“It’s the only way I can turn corners,” demanded my adamant 4 year old. He made this statement after he learned how to ride his bike for the first time.
It was the summer before he started kindergarten. He was 4 years old. We got him a bike with training wheels figuring he’d use those for a bit. That wasn’t going to happen in his world. He thought he was too old to learn how to ride a bike at 4. In his mind, he should have done it sooner. We just brushed it off as him perseverating on something new. He had taught himself how to read at 3, so who was I to tell him he couldn’t do it?
He complained about the training wheels after about five minutes. So, up went one wheel. One wobbly ride later the more heated complaints started. His bike was broken because it was wobbly, and he couldn’t stop properly. The bike couldn’t turn corners. And it was broken because in his mind, “It just was!” Off came the training wheels. He got right back on with a very determined look. He took off all on his own, but corners were especially difficult. They caused some major meltdowns. The only thing in his mind that helped him turn corners, only right ones, was if he lifted up his pinky finger from the handle bar. It had to be his right hand pinky finger. The left one was no good. It looked like he was ready for royal high tea.

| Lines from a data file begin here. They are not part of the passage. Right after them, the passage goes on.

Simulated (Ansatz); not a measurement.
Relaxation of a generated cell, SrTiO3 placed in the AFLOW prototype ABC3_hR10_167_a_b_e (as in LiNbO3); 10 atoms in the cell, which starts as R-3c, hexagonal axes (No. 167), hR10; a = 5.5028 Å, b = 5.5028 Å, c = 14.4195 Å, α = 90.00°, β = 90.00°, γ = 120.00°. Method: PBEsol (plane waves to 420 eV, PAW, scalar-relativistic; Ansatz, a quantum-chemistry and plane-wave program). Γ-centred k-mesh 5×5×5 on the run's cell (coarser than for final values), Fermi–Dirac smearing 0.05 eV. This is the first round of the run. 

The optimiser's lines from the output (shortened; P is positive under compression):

My four year old was determined to ride straight and take corners…no matter what. In his head, only one thing was going to work. We eventually all laughed once he figured it out himself that his pinky wasn’t doing the work.
We’re taking one little step at a time and really working hard as a family to enjoy the “quirkiness” that comes with our son’s way of thinking. To be honest, sometimes it’s very hard to say that I wouldn’t want it any other way. But during the tough times, I think about those warm summer days with his right pinky high in the air, and it makes me smile enough to smooth over some of the new bumps we are facing. We see how amazing he is, and when he’s ready, I really hope he will, too!
P.S. This is a very true story. My son is 9 years old and has Asperger’s Syndrome.